Design Standards: A Baseline, Framework, or Ideal?
"Standards are like toothbrushes. Everyone agrees you should have one, but no one wants to use yours." - Joe Croser, architect
Every design course I have taken has at some point discussed 'usability standards', 'accessibility standards', or just general 'design standards'. I have always found this terminology confusing; the word 'standards' seemed to refer to three very different things in these instances.
'Usability standards' was often used to describe a set of ideals, frequently referring to Norman's 10 Usability Heuristics, which should be used comparatively to assess the quality of a user experience. Certain aspects can be ignored or reprioritized according to their relevance.
'Accessibility standards' referred to a baseline that every user experience must meet in order to be accessible to users with varying levels of ability. This baseline includes aesthetic rules, such as applying proper contrast and colour schemes to accommodate colour blind users, and back-end requirements such as proper XML structure to accommodate screen reading software. These standards serve as a minimum that must be met.
Contrastingly, 'design standards' was used to reference a framework -- as in: 'we need to make sure we are implementing proper mobile/ web design standards'. These standards are more of an underlying structure, a way to implement consistency, rather than a minimum to meet or an ideal to aspire to.
It wasn't until I actually looked up the definition fo the term 'standard' according to the Oxford dictionary:
Standard: a level of quality or attainment; something used as a measure, norm, or model in comparative evaluations.

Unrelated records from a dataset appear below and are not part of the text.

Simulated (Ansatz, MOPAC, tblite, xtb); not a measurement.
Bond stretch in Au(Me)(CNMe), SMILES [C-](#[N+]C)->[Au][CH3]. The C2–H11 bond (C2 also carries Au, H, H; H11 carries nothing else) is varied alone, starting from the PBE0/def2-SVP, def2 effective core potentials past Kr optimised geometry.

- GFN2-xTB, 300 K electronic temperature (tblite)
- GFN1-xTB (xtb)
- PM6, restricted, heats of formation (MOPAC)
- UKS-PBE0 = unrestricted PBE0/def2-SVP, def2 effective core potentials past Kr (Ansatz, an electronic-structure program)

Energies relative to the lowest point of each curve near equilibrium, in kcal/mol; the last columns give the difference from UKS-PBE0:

So, a standard really can be all three: baseline, framework, and ideal. In my experience an effective design process needs all three: a framework to be implemented, a baseline used for analysis, and an ideal to aspire to. But, referring to all three as 'standards' causes confusion surrounding which set of ideas/rules serves which role. If one team member is using Android design standards as a framework, and one is using it as an ideal, there are going to be discrepancies in how certain features are prioritized throughout the design process.
While I agree that every design project should have and use standards, a discussion of not only which should be used but how they will be used is absolutely critical to prevent misunderstandings and ensure continuity of mission.